Dear Friends and Family,
Today many people will be putting on massive amounts of green, buying Guinness, or some other beer that is or has been made to look green, will put on some Flogging Molly, the Dubliners, the Irish Rovers, or the Dropkick Murpheys and will get completely hammered celebrating what they’ve come to call St Paddy’s Day, the day for celebrating all things “Irish”. There are so many problems with this.
I could give you a detailed (or perhaps rather vague) history of who St Patrick was (below you’ll see a video giving you some background on our understanding of Patrick today). Instead I just want to focus on a two key aspects.
Patrick was not Irish
We forget this all the time, but Patrick was born and raised in Britain some time in the fifth century. He may have been part Roman and part Briton, but he was certainly not at all Irish. I’m not saying that St Patrick’s day should not include a celebration of positive aspects of Irish culture, but it isn’t an occasion to wear so much green (or orange if you’re supporting the Northern Irish) it’s offensive and to dwell purely on Irish stereotypes. It ought to be a day of reflection on how one man, even if only in myth, could have such an impact on an island as to have his death remembered.
Patrick was a Christian
Somewhere along the line this has been forgotten. Patrick was a monk who, earlier in life, had been taken as a slave to Ireland and later in life returned as a priest and monk to spread the news of Jesus Christ. He potentially combatted heretical Christians and antagonistic pagans to show them that the God of Jesus Christ is the true God and that Christ is his Son and the Spirit is his Spirit; that each is a person and yet is still one God. Today ought to be a celebration of a life of devotion to Jesus Christ. Yes, let’s celebrate (this should be no solemn affair), but remember what it is we are celebrating: the spreading of the good news of Jesus Christ.
Let me leave with a video on St Patrick from Thomas O’Loughlin and a passage from Patrick’s Confession.
From his Confession Part II, 16 on his learning to pray:
But after I had come to Ireland,
it was then that I was made to shepherd the flocks day after day,
and, as I did so, I would pray all the time, right through the day.

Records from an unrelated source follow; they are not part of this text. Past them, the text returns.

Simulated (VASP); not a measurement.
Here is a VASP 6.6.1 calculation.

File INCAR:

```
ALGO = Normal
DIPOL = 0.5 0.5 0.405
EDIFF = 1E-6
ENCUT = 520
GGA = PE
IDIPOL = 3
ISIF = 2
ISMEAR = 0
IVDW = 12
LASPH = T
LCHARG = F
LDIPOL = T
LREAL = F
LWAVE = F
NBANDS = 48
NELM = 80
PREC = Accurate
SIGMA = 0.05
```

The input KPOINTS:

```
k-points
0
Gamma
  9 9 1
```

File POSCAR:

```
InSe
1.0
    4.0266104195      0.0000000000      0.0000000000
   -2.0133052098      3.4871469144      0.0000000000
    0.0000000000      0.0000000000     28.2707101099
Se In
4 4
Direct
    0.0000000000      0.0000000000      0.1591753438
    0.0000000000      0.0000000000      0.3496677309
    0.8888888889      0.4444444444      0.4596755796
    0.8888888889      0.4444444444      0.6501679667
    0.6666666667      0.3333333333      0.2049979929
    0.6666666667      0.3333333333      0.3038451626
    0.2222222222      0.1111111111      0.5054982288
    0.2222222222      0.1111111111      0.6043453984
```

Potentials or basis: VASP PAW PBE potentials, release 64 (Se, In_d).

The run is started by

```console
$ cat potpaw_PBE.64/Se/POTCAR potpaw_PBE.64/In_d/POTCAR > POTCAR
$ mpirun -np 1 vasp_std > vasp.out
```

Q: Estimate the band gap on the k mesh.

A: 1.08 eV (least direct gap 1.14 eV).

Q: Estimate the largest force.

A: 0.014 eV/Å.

More and more the love of God and fear of him grew strong within me,
and as my faith grew, so the Spirit became more and more active,
so that in a single day I would say as many as a hundred prayers,
and at night only slightly less.
Although I might be staying in a forest or out on a mountainside,
it would be the same;
even before dawn broke, I would be aroused to pray.
In snow, in frost, in rain,
I would hardly notice any discomfort,
and I was never slack but always full of energy.
It is clear to me now, that this was due to the fervor of the Spirit within me.
May we all find ourselves so filled with the fervor of the Spirit.